It distracts us from the long overdue realization that the overwhelming majority of Israelis define their Jewishness by nationalism and religion, while most in the Diaspora build their Jewish identities around social values and culture. It won’t change when Netanyahu leaves. And when that happens, will anyone remember how American Jews launched and financed Netanyahu’s political career, long before he became a star in Israel?

For years, even as it became abundantly clear how distant his views were from those of three quarters of American Jews, they continued to enable him, providing him with an adoring echo chamber on every visit. As they will next week once again at AIPAC. Will anyone be asking Gantz, or whoever else may come next, the difficult questions they failed to ask Bibi?

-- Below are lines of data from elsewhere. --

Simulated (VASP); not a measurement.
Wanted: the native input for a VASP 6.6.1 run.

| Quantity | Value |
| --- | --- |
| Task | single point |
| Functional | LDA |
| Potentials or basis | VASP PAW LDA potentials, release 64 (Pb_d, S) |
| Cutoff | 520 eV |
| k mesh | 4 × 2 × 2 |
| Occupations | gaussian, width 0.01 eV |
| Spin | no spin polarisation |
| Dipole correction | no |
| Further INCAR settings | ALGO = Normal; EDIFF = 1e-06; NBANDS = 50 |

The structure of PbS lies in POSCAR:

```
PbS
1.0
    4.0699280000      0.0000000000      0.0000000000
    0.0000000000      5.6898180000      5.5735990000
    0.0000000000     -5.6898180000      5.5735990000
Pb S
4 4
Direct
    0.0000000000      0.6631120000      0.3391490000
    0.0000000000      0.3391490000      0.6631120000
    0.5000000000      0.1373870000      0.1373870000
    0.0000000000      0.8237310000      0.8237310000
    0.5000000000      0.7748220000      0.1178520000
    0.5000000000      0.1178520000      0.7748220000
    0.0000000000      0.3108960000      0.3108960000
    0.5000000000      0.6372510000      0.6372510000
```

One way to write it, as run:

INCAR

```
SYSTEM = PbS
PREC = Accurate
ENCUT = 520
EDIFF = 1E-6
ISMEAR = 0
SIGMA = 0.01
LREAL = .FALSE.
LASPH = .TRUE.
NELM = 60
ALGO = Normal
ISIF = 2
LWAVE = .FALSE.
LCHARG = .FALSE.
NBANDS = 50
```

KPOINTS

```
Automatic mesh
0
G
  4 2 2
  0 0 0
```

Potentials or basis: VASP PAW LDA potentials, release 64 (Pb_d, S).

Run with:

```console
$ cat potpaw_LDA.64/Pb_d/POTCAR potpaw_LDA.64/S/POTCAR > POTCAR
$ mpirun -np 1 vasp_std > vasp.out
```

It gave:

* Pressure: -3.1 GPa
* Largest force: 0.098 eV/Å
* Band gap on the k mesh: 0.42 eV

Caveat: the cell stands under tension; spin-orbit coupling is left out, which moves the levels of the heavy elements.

Netanyahu may have been more obvious in his contempt for the sensitivities of Jews abroad than any previous Israeli prime minister, but he simply highlighted how limited their influence has always been. It’s hardly a coincidence that the only truly influential American Jews in Israel are the hardly representative Jared Kushner and Sheldon Adelson. That’s not just because of Netanyahu.

And the interest in the indictments against him for fraud and bribery shouldn’t obscure the fact that Diaspora money has had a deeply corrupting influence on Israel’s politicians – going back at least 50 years, to the days when Ambassador to the U.S. Yitzhak Rabin accepted speaking fees for appearances at Jewish functions and squirreled the money away in his tax-evading foreign bank account.

The celebrations in the Diaspora over Netanyahu’s departure, when it happens, shouldn’t obscure the need to address all these issues. And since he may not be leaving for a while, a reckoning should start now.